Glyph of Glorious Charge
You may use Glorious Charge while mounted on a Paladin Warhorse or Charger. If you do, the target is stunned for 2 seconds. After the charge, you dismount and the battle is finished on foot.
I'm pretty sure everyone can see what I'm going for. Lots of paladin flavour, a gap closer, but no real stun/damage like the warrior or druid variant (unless you're mounted, and really, getting hit with a mounted charge is probably worth a small stun). Also, this would require lots of gold particle effects for the charge blur.
The Fear immunity might be funny. Imagine a raid fight like Nightbane where a Holy paladin charges in right before the boss casts the Fear.
* 10 seconds might be a little high. But you get the idea. The Paladin is inspiring her comrades by charging in, and the buff to friends, rather than a debuff to the enemy, reflects that. Also, anti-fear is decent in that it prevents an immediate Fear from completely negating the Charge.
It's 1 AM, and I had an interesting idea for Retribution PvP utility. We'll see if it's any good in the morning.
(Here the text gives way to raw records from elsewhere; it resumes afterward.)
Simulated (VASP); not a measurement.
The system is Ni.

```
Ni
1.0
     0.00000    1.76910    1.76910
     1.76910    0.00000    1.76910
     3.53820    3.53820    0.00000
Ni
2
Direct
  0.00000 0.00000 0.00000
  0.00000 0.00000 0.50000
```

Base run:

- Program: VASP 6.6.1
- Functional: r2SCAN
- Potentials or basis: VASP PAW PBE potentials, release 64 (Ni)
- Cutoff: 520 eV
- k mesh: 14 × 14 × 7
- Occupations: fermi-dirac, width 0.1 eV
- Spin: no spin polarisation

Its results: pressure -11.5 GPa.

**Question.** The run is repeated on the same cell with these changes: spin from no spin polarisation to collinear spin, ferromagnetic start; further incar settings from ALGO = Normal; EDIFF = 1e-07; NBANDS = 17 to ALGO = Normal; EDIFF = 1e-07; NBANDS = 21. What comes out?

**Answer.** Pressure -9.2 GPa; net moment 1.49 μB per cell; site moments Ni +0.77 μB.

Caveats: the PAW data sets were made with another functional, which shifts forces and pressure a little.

Requires 1 point in Crusader Strike
Requires 45 points in Retribution talents
Gives the Paladin's Crusader Strikes a 50/100% chance to increase the target's Global Cooldown by an additional 100% for the next 30 seconds. Stacks up to 5 times.
Effectively, hit the target once with CS, and her GCD becomes 3s (2s for Rogue/Cat), 2 hits for 4.5s, etc., all the way up to 5 hits for 9s. (Assuming zero Haste, of course)
It's something that no other class can do. It messes with tempo, slows the fight down, and is anti-burst. It hurts instants more than spells with cast times. Yet at the same time, it doesn't affect a specific individual spell, only how often you can cast spells. It sort of becomes a counter to the Haste stat.
I have no idea how this would work with mobs. It's probably a PvP-only thing.
Thoughts? Would this actually be worthwhile in PvP, or should I get more sleep?
Saturday, November 01, 2008
Blizzard is never, ever going to tell us exactly why paladin development for WotLK unfolded as it did. Currently, Ghostcrawler is publicly blaming it on some bug with weapon switching. But I don't think that's the real story. There's too many other factors in play. So this is my speculation as to how Blizzard got into this position. Note that I have zero evidence that any of this is real, just what happened in Beta/Live, and my gut feeling as a somewhat experienced paladin.
For PvP, at the beginning of WotLK, I think Blizzard made the design decision that a Ret Paladin would be high burst, but very immobile. Essentially, it would be very hard for her to get inside melee range, and she would be pretty easily kited. However, if you let a Ret paladin catch up to you, she would be able to unload and burst you down.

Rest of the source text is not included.